At times life can seem hard. We feel like we are all alone or must do things all by ourselves. Can you relate to any of these situations?
– You have had a rough day at work. When you come home you just want to relax. However, dinner still needs to be made. The kids still have homework and your partner is busy helping them.
– You asked your partner to put away the basket of laundry in the corner of the bedroom. You have been working extra hours this week and it seems like such a simple request. Three days later, the laundry basket is still in the corner.
– You recently lost someone close to you. Their death was unexpected and your emotions over the loss are hitting you harder than you ever expected. Everyone around you seems happy and you really don’t want to hear about the good things happening in their lives
In each of these situations, our nature is to pull away. We get mad at our partner for not putting away the laundry. The last thing on our mind is talking to them since we are mad. Or we are both busy with things going on around the house and it seems there is no time to come together. Our partner is helping the kids while we are busy making dinner. As we grieve our losses, we want to withdraw into our grief. But instead of trying to do things on our own, we
should lean in. Even while both you and your partner are busy taking care of the household chores, you can still lean in. Take a minute to rest your head on your partner’s shoulder. These few minutes of leaning in will be a reminder that you are in this thing together. It’s a small reminder that you are connected and don’t have to do things on your own.
We can lean in to our partner even though we are angry. Most likely, they were not trying to be malicious in not putting the laundry away. Maybe they don’t understand how important putting it away really is to us. They may have gotten busy taking care of other things and forgotten. Maybe the issue with getting it put away is related to a trigger from our past that they don’t have. Lean in any way. You are still partners even when things don’t go perfectly.

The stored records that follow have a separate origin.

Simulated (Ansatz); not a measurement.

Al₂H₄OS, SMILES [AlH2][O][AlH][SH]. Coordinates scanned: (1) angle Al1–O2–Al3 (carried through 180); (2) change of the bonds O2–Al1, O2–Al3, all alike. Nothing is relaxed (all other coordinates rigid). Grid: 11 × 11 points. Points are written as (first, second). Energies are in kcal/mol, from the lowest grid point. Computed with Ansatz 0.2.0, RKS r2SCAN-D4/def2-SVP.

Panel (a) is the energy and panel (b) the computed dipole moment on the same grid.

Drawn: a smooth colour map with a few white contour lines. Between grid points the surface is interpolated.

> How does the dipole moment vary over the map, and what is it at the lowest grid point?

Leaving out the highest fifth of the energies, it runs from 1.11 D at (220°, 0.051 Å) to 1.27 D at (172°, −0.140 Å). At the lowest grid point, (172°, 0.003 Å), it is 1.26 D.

Instead of pulling away to face your grief alone, lean into your family and friends. Allow them to support you. Allow them to remind you that you are not alone. Allow them to remind you that everyone grieves differently. Your grief may never go away but it may get easier with time. Lean into those that want to be there for you. Lean into your emotions. When you react to a situation, take a few minutes to lean into that feeling. Take time to figure out why you are responding the way you are. Expecting a phone call from a friend that never comes and you get upset. Lean into your feelings and try to figure
out why it upset you so much.
Leaning in may not seem easy or come naturally. When we lean in, it makes us feel like we are vulnerable. We have to let our guard down and depend on someone else. We are also present in the moment when we lean in to others. When we lean in, we also have to trust ourselves. We have to know how we are feeling. We have to know that we need others and be open to letting them in. Lean in.